The eyes of the world will be on Northern Ireland today as the Open Championship officially gets under way in Portrush.
Ulster golfing star Darren Clarke will hit the first ball at 6.35 this morning, setting in motion one of the world’s greatest sporting tournaments and ending years of anticipation.
And the excitement shown by the record crowds at practice days earlier this week is reflected in the fact that the 148th Open Championship – and first at Portrush since 1951 – is the first ever to have fully sold out.
David McMullan, honorary secretary of Royal Portrush and the vice chairman of its championship committee, spoke to the News Letter on the eve of the first round about his pride such an important event is taking place in his home town.
“I think we all know how far Northern Ireland has come in the past 20 to 25 years,” Mr McMullan said.

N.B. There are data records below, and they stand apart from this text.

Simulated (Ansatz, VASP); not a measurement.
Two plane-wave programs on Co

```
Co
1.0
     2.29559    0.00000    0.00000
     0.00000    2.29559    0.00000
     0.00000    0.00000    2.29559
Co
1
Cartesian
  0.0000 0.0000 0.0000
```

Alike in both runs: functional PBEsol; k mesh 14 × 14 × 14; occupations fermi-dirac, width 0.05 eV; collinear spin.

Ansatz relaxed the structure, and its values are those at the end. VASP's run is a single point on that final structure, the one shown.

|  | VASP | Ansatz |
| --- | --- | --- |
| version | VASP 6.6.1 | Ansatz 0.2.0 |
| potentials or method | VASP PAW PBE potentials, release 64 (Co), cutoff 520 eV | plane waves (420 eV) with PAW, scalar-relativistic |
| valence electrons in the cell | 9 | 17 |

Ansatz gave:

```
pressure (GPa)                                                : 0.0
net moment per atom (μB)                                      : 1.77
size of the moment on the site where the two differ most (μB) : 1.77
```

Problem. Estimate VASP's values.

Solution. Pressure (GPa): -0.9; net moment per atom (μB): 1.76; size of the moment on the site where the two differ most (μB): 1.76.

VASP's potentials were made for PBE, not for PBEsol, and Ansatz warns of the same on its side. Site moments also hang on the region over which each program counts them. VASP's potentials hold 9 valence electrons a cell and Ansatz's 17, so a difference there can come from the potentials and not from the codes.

“Prior to that, something like this simply wouldn’t have been possible and I think that’s part of the driving factor of the excitement. The significance of it, because of where we’ve come from, has really captured the public imagination.”
The competition favourite, Northern Ireland’s own Rory McIlroy, was in a similarly reflective mood during a press conference yesterday.
He described the golf club in Portrush as a “big part” of his childhood and said it was “surreal” to see the world’s best golfers teeing off at a course he knows so well.
“It’s sort of strange to see them here but it’s really cool,” he said. “My first memories of Portrush are coming up here to watch my dad play.
“My dad brought me here on my 10th birthday to play, which was my birthday present. I actually met Darren Clarke for the first time that day.
“Portrush, at least the golf club, has been a really big part of my upbringing. It’s sort of surreal that it’s here.”
McIlroy said the success of Ulster golfers like Graeme McDowell and Darren Clarke has helped make the possibility of hosting the Open in Northern Ireland a reality.
“It just sort of shows what we’ve done in terms of players,” he said.
“You know, G-Mac winning the US Open, Darren winning the Open and then some of the success that I’ve had and how Northern Ireland has come on as a country that we’re able to host such a big event here again.”
He added: “I’m delighted that it’s back here, I’m delighted to be a part of it and just excited to tee it up and get going.”
McIlroy, the 2014 Open Championship winner, is set to tee off at 10.09am, less than an hour after his countryman Graeme McDowell who steps up at 9.14am.
Meanwhile, the 148th Open is not likely to be the last at Royal Portrush.
Royal and Ancient chief executive Martin Slumbers told the BBC yesterday that he expects the venue to remain on the Open rota for “many years to come”.
A record 61,000 fans attended the practice days earlier this week, up significantly on the previous record of 52,000 at Hoylake in 2006.
“We are making history with a record attendance for a championship staged outside of St Andrews and the levels of excitement among fans this week have been phenomenal,” Mr Slumbers said. “I think by any stretch this week is a great success.”
David McMullan of Royal Portrush said: “The eyes of the world are on us and there’s a real sense of pride not just in the course but in seeing everyone here having such a great time, and a sense of pride in our country.
“The crowds on the practice days have been massive and at any of the Opens that I’ve been to, I’ve never seen anything like what we’ve had this week. That’s reflective of the whole excitement, the whole build up to the Open.
“I live in Portrush and this has been five years in the making. It’s been the talking point of the town and even the talking point of the Province for the past five years.”
He continued: “I think the fact that it’s the first ever Open that’s ever sold out, in history, shows the interest levels, excitement and enthusiasm. It has really showcased the North Coast and Northern Ireland.”
He added: “There will be no doubt – the Open will come back here.”